|Type of route:||circular|
The Valderejo Natural Park, home to a great diversity of landscapes and ecosystems, is the smallest natural park but stands out because its great beauty. The waters of the Purón River have eroded the mountains of this unique natural space with the passage of time, where the karstic action of the water on the limestone is perfectly shown. The river flows in a southerly direction in the Purón River gorge, the jewel of the Natural Park, until reaching the town of Burgalesa where it opens into the Ebro valley. An important Roman road passes through the gorge, which connects the Castilian plateau and the north of the Iberian Peninsula.
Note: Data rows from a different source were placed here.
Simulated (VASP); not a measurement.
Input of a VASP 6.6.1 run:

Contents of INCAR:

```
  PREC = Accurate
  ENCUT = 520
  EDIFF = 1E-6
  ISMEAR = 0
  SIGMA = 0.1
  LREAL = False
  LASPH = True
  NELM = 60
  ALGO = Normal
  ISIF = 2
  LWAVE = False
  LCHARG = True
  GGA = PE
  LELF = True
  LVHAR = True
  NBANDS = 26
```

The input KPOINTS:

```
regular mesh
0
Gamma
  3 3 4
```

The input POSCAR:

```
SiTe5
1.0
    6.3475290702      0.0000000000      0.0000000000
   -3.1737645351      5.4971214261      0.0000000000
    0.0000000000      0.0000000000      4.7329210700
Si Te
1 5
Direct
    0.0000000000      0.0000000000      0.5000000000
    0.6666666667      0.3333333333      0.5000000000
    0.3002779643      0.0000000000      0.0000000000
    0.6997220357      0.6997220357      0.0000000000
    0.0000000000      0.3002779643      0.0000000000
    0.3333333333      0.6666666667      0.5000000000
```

The Alavesa area is home to a wide valley whose sparse population and isolation has allowed for the conservation of a magnificent collection of flora and fauna. Crops and meadows are testament to the ancestral existence of a livestock and agricultural use. Vast forests grow on the mountain slopes. The most extensive are those formed by the Scots pine, although there are also beech and Holm oak, gall oak and other riparian-area trees such as willow and hazel.
Among the fauna of the park, the ones which stand out are the squirrels, wild cats, roe deer, wild boar and sometimes wolves. Among the birds the Egyptian vulture, the goshawk and the griffon vulture, is the colony of the latter the largest in the Basque Country.
Human beings have lived in this valley since ancient times, as seen by its cultural and architectural patrimony, which ranges from megalithic monuments (the tumulus of San Lorenzo, monolith of Mount Lerón) to churches and hermitages from different times. From Roman times there are remains of a road, and, in Ribera; for example, a church with Romanesque remains and medieval paintings is still standing.
Access to the park is via Lalastra where the Interpretation Centre of the Valderejo Natural Park is located, which is a starting point for the routes, or, from the Burgos town of Herrán. In La Lastra, there is a recreational area with an area for children and picnics. It is important to note that a restaurant and agro-tourism centre is at its heart, an ideal way to regain energy once we have finished our visit to the Park.
In addition to Lalastra, there are three other rural centres in Valderejo; Lahoz, Villamardones and Ribera. The last two were abandoned several decades ago. During the tour we will visit the interpretation centre of Lalastra, visit Ribera and its church, ascend the Santa Ana Peak and walk the path along the Purón River. We recommend a minimum physical level and adequate clothing. You should bring sunscreen, a rain jacket, warm clothing (thermal t-shirt, fleece jacket, feather jacket, gloves, hat), shoes suitable for the mountains and water bottle (the guide will advise you which clothes to take, depending on the season).
Lunch-picnic: Snacks, chocolates, fruit, soft drinks, etc.